The AK family of firearms was never built for comfort or accuracy, they were always designed to put a premium on rugged reliability and ease of manufacture. That’s great for American shooters who want a gun that goes bang every time, but it also means there are some issues. One of the chief complaints about the AK is that the trigger is fairly “meh”, and a lot of people believe that with a better trigger their AK could shoot better than it does. TAPCO makes a replacement trigger, but installation can be a pain. That’s where TAC-CON’s new trigger comes in: a drop-in cassette that makes an AK trigger job easy as pie . . .
There’s a reason that there are no drop-in replacement triggers for the AK series on the market, and that reason is the rifle’s safety. The AK series of firearms were manufactured to very loose tolerances, and as a result the latch safety on the various guns isn’t exactly the same size. Heck, even between guns in the same batch and same model number the safety isn’t always exactly uniform. This can be a problem when you’re trying to design a modern trigger for the gun because if you don’t get that safety engagement just right, the gun might be able to fire even with the safety engaged. Which would be bad.
That safety issue is why Timney is still in the drafting stages on their competing drop-in replacement trigger. They haven’t figured out how to make a safety for their trigger that will work with the hit-and-miss tolerances of the actual firearms while still providing that Timney look and feel. TAC-CON, on the other hand, think they have it nailed.
TAC-CON’s solution to the safety issue is a series of shims. They provide three sizes that should fit just about any gun in the world, but even so a little gunsmithing might be required.
Installation of the trigger is a breeze. If you thought the AR-15 trigger system was simple, the AK trigger system is even better. Pop out two pins and the whole assembly flies out. From there, you simply slide the TAC-CON Raptor into the hole and slide the pins back in. The tricky part is getting that safety to work.

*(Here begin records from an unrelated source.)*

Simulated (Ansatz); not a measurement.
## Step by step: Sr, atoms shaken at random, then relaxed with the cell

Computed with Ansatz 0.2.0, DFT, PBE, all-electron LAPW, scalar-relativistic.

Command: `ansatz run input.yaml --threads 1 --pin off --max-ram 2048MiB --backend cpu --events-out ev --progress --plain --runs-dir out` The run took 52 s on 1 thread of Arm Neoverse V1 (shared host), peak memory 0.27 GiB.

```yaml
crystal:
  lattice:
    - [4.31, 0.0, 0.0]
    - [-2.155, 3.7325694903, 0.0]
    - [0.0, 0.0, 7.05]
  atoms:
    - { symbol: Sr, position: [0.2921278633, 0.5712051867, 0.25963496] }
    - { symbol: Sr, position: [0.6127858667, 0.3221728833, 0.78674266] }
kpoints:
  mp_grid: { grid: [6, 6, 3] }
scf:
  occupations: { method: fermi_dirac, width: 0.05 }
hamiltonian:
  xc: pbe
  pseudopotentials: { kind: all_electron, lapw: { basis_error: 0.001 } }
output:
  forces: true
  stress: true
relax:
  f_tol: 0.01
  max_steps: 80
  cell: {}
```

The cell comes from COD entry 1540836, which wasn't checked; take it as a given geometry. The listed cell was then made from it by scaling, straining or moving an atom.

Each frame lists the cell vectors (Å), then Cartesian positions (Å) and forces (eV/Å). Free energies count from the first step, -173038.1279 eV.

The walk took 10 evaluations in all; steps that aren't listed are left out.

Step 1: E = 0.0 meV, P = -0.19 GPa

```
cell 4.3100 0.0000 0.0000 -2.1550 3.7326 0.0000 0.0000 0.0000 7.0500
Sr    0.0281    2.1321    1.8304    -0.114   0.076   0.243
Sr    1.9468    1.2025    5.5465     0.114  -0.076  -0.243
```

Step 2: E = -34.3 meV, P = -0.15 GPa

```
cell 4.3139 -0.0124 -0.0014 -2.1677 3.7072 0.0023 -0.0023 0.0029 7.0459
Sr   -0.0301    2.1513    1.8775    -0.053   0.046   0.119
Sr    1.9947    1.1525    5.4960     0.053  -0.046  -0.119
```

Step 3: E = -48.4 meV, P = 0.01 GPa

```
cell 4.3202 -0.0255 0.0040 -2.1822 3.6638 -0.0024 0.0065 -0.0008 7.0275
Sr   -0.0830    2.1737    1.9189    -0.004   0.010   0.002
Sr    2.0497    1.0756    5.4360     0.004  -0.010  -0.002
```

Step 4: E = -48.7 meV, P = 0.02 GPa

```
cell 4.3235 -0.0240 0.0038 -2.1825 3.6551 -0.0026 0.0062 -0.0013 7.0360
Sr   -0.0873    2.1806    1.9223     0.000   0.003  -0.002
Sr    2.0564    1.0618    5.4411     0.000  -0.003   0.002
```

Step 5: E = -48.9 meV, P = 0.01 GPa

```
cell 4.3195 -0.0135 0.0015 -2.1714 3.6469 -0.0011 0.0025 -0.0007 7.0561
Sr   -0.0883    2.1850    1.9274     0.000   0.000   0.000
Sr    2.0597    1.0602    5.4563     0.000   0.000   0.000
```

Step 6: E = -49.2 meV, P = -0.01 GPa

Even with the thinnest safety tab, the trigger still wouldn’t fit in my gun. I guess my safety was just too big. In order to get everything to work, I had to break out my trusty Dremmel and remove some of the excess material from the bottom of the safety. And I mean “my Dremmel” in the same sense that Homer Simpson owns Ned Flanders’ lawnmower. I really should give that back…
After a little living room gunsmithing, the trigger fit and worked as advertised. The trigger stays put in the gun and doesn’t wobble around, and provides a much more crisp and clean trigger pull than the original TAPCO trigger could ever hope to produce. It also looks nice and shiny, which is always a benefit.
Running the trigger it feels like a good trigger should. The break is crisp and clean, and reset is very short. That short reset is a function of the TAC-CON assisted reset system, a design feature that first appeared in their original 3MR trigger for the AR-15 series. Personally, I don’t see the benefit of the assisted reset. Its not my thing. That said, the assisted reset feature doesn’t detract from the overall experience, so I’m willing to call it a wash on that front.
The reason for the name “Raptor” name was that the lead engineer was offered a challenge when designing the thing: if he could get it cranked out in 30 days, he’d get a free Ford Raptor. He did, and he did (you can actually see it in the promotional videos). But while the production cycle may have been a little rushed, the finished product feels solid and well polished. Installation is always going to be tricky with a gun built in countless different factories by unskilled laborers, but they’ve tried to make it as painless as possible. Once in the gun, the trigger functions as advertised. I had exactly zero issues with it (provided the safety was appropriately modified).
The question remains: is it worth the money? It costs over $100 less than the AR-15 version, but even at $349 that’s still basically half the price of the gun it slides into. Normally at this point I would compare the trigger to other similar products, but there really isn’t any competition yet. No one else makes a drop-in replacement trigger for the AK series that doesn’t require a whole bunch of assembly, and none of them are quite as crisp and clean as the TAC-CON trigger. They’re the first, and they’ve set the bar pretty darn high.
TAC-CON Raptor Trigger
Ratings (out of five stars):
Ease of Use * *
Some minor Bubba gunsmithing required for most guns. Nothing that requires more than a Dremmel and five minutes of your time, but still a bit of a pain.
Feel & Function * * * *
It works as advertised. The break is crisp and clean, the trigger’s assisted reset works, and it functions. But your mileage may vary simply due to the inconsistent nature of the weapons platform.
Overall * * * *
It works, and it works well. My only reservations are the difficulty of getting the safety installed just right, and the price. When Timney comes out with their version, I expect it to retail right around $200 like everything else they make. But until then, TAC-CON is the only game in town.